By Series F, it actually becomes more likely that the company is going to exit than raise another round of funding. Keep in mind though that there’s still a 75.5% chance of either kind of failure (even at Series F!).
But even when startups are the most mature and least risky—the Series G stage—the chances of failure to exit are still 72.4% .
Investors have other ways to get money back from their investment, but it won’t be nearly as valuable as if the startup exits for a very large amount.
Investors typically invest in “preferred shares” which often give them preference over employees in the case of sideways investments. For example, if a company raised $50M and sells for just $60M, oftentimes the investors will get their initial capital back first and the remainder of the value will be distributed according to the ownership structure. (Of course, there are lots of nuances here so if you do invest, read the fine print of your legal docs.) Regardless, these middle-of-the-road outcomes won’t move the needle for an angel investing portfolio.
 The Quinero article was based on Crunchbase data and didn’t specifically say if a small acquisition was considered an acquisition or if it was only above a certain threshold. That said, I think the rates are correct. A quick gut check on Quora also points to “50-90%” of startups failing to exit of any kind with the market conditions dictating the higher or lower part of that range.
A Portfolio Approach
Venture capitalists and angel investors alike reduce failure risk by investing in many startups to create an index of sorts. If you invest in startups, I recommend you do the same. This gives you leeway for the majority of your investments to have mediocre or negative outcomes while one or two investments make up for the rest.
Let’s walk through the math.
For a seed stage investment, a startup might be valued at $12M (this is near the average valuation over the last decade). And a successful outcome might be a $1.0B exit.
Here are our assumptions:
- You invest $200k into 10 startups ($20k each)
- Each investment is at the seed round
- The average valuation is $12M (this is near the average valuation over the last decade)
- 19 of the 20 startups fail to exit (this is generous as 97% of seed stage startups fail to exit)
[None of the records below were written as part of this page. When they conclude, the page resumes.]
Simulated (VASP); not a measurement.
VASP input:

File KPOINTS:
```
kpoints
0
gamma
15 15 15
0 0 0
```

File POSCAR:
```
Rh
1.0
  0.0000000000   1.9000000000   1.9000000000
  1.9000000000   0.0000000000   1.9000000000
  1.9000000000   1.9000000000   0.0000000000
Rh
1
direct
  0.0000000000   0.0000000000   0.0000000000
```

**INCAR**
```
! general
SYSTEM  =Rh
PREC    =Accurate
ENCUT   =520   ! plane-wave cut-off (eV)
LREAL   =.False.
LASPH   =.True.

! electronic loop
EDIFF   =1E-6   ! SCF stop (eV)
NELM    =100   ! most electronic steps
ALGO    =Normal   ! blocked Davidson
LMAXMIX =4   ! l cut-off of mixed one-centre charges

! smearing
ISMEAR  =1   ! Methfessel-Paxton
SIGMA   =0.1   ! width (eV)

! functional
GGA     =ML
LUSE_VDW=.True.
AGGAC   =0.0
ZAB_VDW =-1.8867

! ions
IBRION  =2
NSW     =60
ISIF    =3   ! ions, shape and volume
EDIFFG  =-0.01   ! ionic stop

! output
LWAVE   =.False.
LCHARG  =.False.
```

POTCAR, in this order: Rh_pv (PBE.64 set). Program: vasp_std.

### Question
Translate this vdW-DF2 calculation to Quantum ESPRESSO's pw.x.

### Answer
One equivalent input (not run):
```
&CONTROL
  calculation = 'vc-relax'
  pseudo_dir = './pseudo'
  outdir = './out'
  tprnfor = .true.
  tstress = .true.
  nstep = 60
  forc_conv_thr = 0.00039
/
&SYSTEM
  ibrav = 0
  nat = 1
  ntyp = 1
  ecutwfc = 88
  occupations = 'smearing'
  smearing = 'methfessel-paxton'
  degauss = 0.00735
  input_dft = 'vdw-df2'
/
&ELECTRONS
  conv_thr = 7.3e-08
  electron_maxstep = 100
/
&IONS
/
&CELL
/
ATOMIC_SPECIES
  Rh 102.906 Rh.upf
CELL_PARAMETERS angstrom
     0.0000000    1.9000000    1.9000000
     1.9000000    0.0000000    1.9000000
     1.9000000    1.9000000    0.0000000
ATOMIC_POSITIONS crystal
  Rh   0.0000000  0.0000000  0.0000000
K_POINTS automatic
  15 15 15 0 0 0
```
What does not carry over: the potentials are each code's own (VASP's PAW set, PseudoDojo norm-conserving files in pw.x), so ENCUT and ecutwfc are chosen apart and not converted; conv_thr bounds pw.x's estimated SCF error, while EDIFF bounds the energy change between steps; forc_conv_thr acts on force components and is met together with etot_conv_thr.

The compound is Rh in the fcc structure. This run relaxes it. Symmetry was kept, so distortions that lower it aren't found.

- The 1 startup that succeeds exits at a $1.0B valuation
- For this 1 winning startup, it took 5 total rounds of funding (Seed through Series D) before the exit and you experienced 15% dilution at each round
- It took a total of 7 years from when you invested in the Seed until the company exited
Given these assumptions, 19 of your investments will go to zero. You won’t ever see the $190,000 that you invested in them ever again.
However, your one winning startup will have turned $20,000 into $739,509. This is the headline number that you get to brag about to your friends.
The reason that you invest in a portfolio of startups isn’t for the $190,000 that you lost, or the $20,000 that turned into hundreds of thousands of dollars. Rather, the portfolio as a whole returned 20.5% over 7 years and you were able to get there by taking 20 shots on goal.
The chances that you would earn a 20.5% return investing in a single startup is incredibly rare; because so many startups earn nothing, you have to invest in a lot of them with hopes that the winners make up for the losers as a portfolio. This is exactly what venture capitalists do as well – take a portfolio approach and try to make the winners as big as possible. The individual investments within startup portfolios just have a much higher range or outcomes than other assets in more traditional portfolios like public equities or other types of alternative investments.
So should you invest in startups?
The natural conclusion to this article is that to invest in startups, you should treat it similar to any other kind of capital allocation decision, and consider the decision to invest in startups as a portfolio itself and within your overall asset allocation and tax situation. And since you will often personally know the founders asking you for an investment, you must also weigh your investment against numerous other personal factors.
If you decide to invest in startups but want more clarity on how to evaluate them, consider Sacra. Sacra is a private markets research firm that makes you a better investor. They provide research on pre-IPO, growth stage and early-stage companies. Get access to their research here.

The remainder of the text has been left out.